The problem is not supporting both in the same ROM, detecting the type of the console and using variables instead of constants is the easy part. The real problem is making something that updates 50 times per second and something that updates 60 times per second feel the same to a human being that's observing and interacting with those things.
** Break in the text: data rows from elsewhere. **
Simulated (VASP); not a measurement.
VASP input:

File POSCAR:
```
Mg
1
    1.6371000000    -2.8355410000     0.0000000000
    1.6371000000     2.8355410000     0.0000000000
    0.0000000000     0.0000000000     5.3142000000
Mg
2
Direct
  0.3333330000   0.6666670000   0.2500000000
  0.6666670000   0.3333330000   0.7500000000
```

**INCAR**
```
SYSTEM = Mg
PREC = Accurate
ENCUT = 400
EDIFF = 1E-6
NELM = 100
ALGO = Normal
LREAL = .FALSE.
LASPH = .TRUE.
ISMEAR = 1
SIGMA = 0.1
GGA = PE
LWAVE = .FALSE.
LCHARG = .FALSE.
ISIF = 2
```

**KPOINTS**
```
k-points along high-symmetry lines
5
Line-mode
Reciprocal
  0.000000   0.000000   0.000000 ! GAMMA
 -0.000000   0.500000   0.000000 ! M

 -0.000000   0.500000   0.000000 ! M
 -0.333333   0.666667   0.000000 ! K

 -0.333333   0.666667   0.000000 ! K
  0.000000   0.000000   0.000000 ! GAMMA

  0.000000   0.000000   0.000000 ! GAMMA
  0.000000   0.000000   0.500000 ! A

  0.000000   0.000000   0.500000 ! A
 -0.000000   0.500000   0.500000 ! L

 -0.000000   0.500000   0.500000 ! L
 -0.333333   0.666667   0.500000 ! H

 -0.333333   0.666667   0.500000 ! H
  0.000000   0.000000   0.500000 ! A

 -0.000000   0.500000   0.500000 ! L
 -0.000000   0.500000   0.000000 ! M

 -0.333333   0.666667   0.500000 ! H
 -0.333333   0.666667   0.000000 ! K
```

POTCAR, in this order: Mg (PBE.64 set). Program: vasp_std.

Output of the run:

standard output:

The math is simple: if a character moves at 1 pixel per frame in NTSC, it'll move 60 pixels in a second - to make that character cover the same ground in the same time at 50Hz, it's gonna have to move 1.2 pixels per frame. The only problem is that 1.2 is not a value you can accurately represent as an 8.8 fixed point value. 1.2 * 256 = 307.2 which rounds down to 307, which represents 1.19921875, not 1.2. Doesn't sound like much of an error, but over time this error accumulates and causes the physics to behave differently. Even 1 or 2 pixels could make the difference between making a jump or not.

rainwarrior wrote:
doubling every fifth frame to convert PAL to NTSC is a lot less of a problem than skipping every sixth frame to convert NTSC to PAL

I think we have a terminology misunderstanding here: I thought that by "skipping every 6th frame" we meant not processing a frame (effectively repeating the 5th frame) for converting PAL to NTSC. "Skipping a visible frame" as in making everything move twice as much every 5th frame to make PAL catch up with NTSC would be way more problematic indeed.